The other day I surfed past “American Sniper” in progress on one of the premium channels and was caught up in the climactic scene, a firefight where Kyle takes a minute to pull out his sat phone under heavy fire and call his wife to tell her he’s ready to come home. Figured there were but 20 minutes or so left, and decided to watch. It unfolded pretty predictably: Chris the civilian is on edge, Chris needs some time to adjust. Chris attacks a family dog roughhousing with his children. Chris sits in a bar. And then, whaddaya know, here comes Chris walking into his kitchen with a revolver in his hand, through the living room where the kids are playing and into the kitchen. Jeez, is he going to shoot his wife? I don’t remember reading about this part. He points it at her and she doesn’t scream. In fact, she smiles. “Drop them drawers,” he says.

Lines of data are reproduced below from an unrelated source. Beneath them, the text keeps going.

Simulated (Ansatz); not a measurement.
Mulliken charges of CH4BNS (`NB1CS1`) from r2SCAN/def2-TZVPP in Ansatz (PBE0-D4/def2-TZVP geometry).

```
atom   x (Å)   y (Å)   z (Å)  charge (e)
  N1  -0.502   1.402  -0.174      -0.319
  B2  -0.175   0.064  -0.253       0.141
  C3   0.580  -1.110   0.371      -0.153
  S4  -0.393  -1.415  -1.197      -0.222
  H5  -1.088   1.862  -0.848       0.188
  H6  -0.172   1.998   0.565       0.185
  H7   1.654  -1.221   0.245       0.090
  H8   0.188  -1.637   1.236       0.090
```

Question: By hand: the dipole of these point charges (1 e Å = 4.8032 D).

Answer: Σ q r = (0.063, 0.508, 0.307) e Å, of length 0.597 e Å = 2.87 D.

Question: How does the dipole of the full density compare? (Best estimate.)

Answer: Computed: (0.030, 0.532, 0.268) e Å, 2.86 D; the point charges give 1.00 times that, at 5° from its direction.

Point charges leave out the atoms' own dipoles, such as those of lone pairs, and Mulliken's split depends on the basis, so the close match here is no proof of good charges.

It’s a playful love scene! She throws up her hands, and they banter as he spins her around the kitchen, the gun still in one hand. I’m practically gasping at this example of responsible gun ownership in action. What are the pro-gun people always telling us? Relax, we have training. We secure our weapons. They are never anywhere a child could get to them. And so on. Apparently, having a weapon pulled is enough of a thing in the Kyle romantic-move catalog that the Missus doesn’t even blink. I was reminded of Janice Soprano confiding to Carmela that she isn’t worried about her fiancé, Richie Aprile, having a side piece because she’s the only one who would let him hold a gun to her head during sex. Carmela gasps, Janice shrugs and says, “Usually he takes the clip out.”
I went a-Googling to see if anyone else noticed this scene. Gail Collins did, bless her heart:
This is, by virtually any standard, insane behavior. Mike Huckabee, a big “American Sniper” fan, recently published a book called “God, Guns, Grits and Gravy,” which is so wildly opposed to any weapon regulation that Huckabee opens his chapter on modern education by complaining that public schools are anti-gun. Yet he also presents a list of universally accepted gun safety rules, many of which boil down to don’t point it at anybody as a joke.
…“American Sniper” could actually be seen, at least in the final scene, as a good-gun, bad-gun message. The real Chris Kyle did enjoy walking around the house, twirling a pistol. His wife said that as the clouds lifted after his Iraq service, he would playfully point a gun at the television and pretend to shoot down the bad guys.
No wonder we’re separating into two Americas. It’s not red and blue. It’s sane and insane.
So, now that we’ve gone there, another thing that was published a while back that I only saw a couple days ago: A very entertaining exegesis of the men who hate Hillary Clinton, and the, uh, interesting ways they express it:
Let’s begin with Emmett Tyrrell, Jr., author of “Madame Hillary: The Dark Road to the White House,” since if Hillary’s biographer-foes sound like embittered ex-husbands, in Tyrrell, founder and editor-in-chief of the far-right American Spectator, we’re fortunate to have a biographer who’s occasionally mused in print about his actual ex-wife. So who gets it worse—Hillary or the ex? Actually it’s a toss-up. Who would have predicted: coincidentally it turns out that Madame Tyrrell and Madame Hillary share an uncanny number of similar traits. Hillary’s a self-righteous, self-regarding narcissist, “a case study in what psychiatrists call ‘the controlling personality,” and assumes the world will share her conviction that she’s always blameless. Compare with Tyrrell on the soon-to-be-ex, from his political memoir The Conservative Crack-Up: “She resorted to tennis, then religion, and then psychotherapy. Finally she tried divorce—all common American coping mechanisms for navigating middle age.” When Tyrrell worries that suburban women will secretly identify with Hillary’s independence and break from their husbands’ politics in the privacy of the voting booth, clearly suburban women’s late-breaking independence is territory he has cause to know and fear.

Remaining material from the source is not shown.